UNIVERSAL CREDIT LIFELINE TAKEN AWAY FROM 70,000 NORFOLK PEOPLE

by Sean Meleady

Thousands of people across Norfolk are facing financial struggle after the government cut the £20 a week uplift to the Universal Credit benefit in October. Although it was intended as a temporary measure to help with the economic effects of the lockdowns, it has become a lifeline for many

It is estimated that 14,907 people in Norwich have lost £1,040 of their income with around 40% of them in employment. In June 2021 69,895 people were on Universal Credit in Norfolk alone.
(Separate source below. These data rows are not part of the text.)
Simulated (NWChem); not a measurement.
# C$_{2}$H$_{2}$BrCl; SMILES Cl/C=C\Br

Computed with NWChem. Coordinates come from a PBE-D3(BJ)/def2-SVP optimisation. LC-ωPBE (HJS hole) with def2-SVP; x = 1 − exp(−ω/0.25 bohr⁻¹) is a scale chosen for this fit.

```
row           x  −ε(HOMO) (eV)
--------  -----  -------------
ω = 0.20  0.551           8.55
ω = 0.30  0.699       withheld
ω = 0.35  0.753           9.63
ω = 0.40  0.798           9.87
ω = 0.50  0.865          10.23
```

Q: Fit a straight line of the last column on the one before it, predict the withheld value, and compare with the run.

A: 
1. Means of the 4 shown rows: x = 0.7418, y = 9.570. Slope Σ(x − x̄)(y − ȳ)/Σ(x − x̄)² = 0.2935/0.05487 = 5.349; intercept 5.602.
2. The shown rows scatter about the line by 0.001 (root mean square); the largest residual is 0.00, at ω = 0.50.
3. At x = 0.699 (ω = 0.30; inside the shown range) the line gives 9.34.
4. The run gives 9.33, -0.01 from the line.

Universal Credit was rolled out in Norwich in September 2018 and is a means tested benefit for adults under the state pension age not studying or training full time with savings of under £16,000. Most people who receive Universal Credit also need to agree to a claimant commitment agreeing to look for work

However, the Universal Credit rollout in the city was met by protests by Disabled People Against Cuts (DPAC). This was after a pilot in Great Yarmouth resulting in reports of claimants going without income for weeks and landlords not receiving rent on time, issues that persisted two years later.  

Tory-led Great Yarmouth Borough Council voted down a motion proposed by Labour calling for the cut to be reversed. Norwich North MP Chloe Smith also supports ending the uplift.  

Keith Prince from Watton is currently unemployed whilst receiving Universal Credit and explains the difficulties he will face due to the energy price crisis

“I’ve lost £87 a month. The uplift is going when gas prices are going up and we are going to be spending more to keep warm. It’s a choice between eating and heating. I think what I’m going to have to do is to go to bed when it’s dark if I haven’t got a job, rather than having the lights on. ”

Prince also highlights the struggle that many Universal Credit claimants face particularly in relation to the 5 week wait to be paid

“When you make a claim, you don’t get any money for the first five weeks.  If you don’t have savings, you’re offered a loan and they take it off your Universal Credit. I’m still paying it back.” 

Prince also argues that there is a campaign to get claimants off benefits through sanctioning and stopping their claim.

“You’ve got to do an increasing number of things to avoid being sanctioned. I think the message has come on high to get people off benefit because they expect unemployment to rise”. 

Universal Credit claimants are among the most stigmatised groups in society, and often labelled welfare scroungers usually by those born with a silver spoon in their mouths who have never faced real hardships. However, 40% of Universal Credit claimants are in work – a savage indictment of an era of low pay, zero-hour contracts and austerity. Although the work of Norfolk Against Universal Credit and the support of Clive Lewis MP are welcome, more support, solidarity and outrage is needed to show how badly these measures are affecting the UK’s population.